Soon after James’s accession to the English throne, Scottish noble Robert Carr became a prominent favourite, gaining status as a groom of the bedchamber around 1604.
Having been knighted by the king, Carr soon became influential in royal policy and was given titles and property (including Sherborne Manor, formerly owned by the condemned Sir Walter Raleigh). In 1613, he was advanced to the Earldom of Somerset, and Carr (and his wife, Frances Howard) enjoyed much favour.
In 1614/15, George Villiers, a second son born into a family of middling nobility on the edges of royal favour, was backed by a group of English courtiers (including his mother, Mary Villiers) who sought to combat the influence of the Scottish nobles that had previously formed James’s inner circle.
Villiers began to cultivate a relationship with the king, which put him at odds with Carr, resulting in a bitter contest that culminated in Carr’s fall from grace and implication in a court poisoning; he ended up imprisoned in the Tower of London.

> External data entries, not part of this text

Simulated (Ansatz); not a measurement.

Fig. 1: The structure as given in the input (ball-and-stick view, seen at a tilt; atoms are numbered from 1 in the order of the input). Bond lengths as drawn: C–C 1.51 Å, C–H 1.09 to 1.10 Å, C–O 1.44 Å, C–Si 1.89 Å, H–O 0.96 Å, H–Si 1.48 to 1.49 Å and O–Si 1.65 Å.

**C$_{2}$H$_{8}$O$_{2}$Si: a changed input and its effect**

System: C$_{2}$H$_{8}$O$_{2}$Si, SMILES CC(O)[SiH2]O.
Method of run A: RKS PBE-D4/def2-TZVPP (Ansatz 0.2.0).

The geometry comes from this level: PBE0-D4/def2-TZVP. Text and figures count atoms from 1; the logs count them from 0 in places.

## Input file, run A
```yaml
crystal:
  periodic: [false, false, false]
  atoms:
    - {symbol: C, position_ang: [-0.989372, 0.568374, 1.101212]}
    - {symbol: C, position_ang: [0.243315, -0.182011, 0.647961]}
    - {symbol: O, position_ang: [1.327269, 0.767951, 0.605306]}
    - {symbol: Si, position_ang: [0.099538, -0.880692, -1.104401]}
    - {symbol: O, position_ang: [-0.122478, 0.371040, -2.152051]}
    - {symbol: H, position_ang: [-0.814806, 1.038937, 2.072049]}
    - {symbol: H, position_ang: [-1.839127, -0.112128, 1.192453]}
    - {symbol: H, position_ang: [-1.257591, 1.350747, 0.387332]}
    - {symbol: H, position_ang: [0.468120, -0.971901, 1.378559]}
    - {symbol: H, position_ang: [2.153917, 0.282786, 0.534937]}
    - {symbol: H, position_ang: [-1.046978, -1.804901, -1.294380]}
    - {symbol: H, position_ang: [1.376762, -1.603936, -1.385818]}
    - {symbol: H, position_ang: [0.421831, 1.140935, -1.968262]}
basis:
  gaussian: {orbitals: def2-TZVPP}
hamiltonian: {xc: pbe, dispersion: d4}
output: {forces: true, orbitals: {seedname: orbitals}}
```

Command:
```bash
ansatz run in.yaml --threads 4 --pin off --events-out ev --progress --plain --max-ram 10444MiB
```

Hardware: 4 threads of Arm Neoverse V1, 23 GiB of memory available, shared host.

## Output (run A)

Having gained the king’s favour, Villiers enjoyed an unprecedented rise to power that continued into the early reign of Charles I.
“He had an extraordinary amount of power and status very quickly,” explains Benjamin Woolley, author and biographer of George Villiers. “The most obvious example of that was being made duke.” Villers was granted the title of 1st Duke of Buckingham in 1623.
“Elizabeth [I] never made anyone a duke,” says Woolley. “That hadn’t really been done, I think, for about a century.”
“There were dukes like the Howards, who went back to the time of the Normans, or there were members of the royal family. Dukedom, in other words, normally denoted some direct relationship to the royal family. And George got a dukedom. He also got his mother to be made countess, an extraordinary thing to achieve.”
What was the nature of the relationships between James and his favourites?
James and his favourites certainly enjoyed political partnerships, explains Joe Ellis. The young men often informed royal policy, and acted as a bridge between the king and his army of suitors.
“But I also think it’s likely, based on the very small amount of evidence available, that the relationships between James and his favourites were more than platonic,” says Ellis.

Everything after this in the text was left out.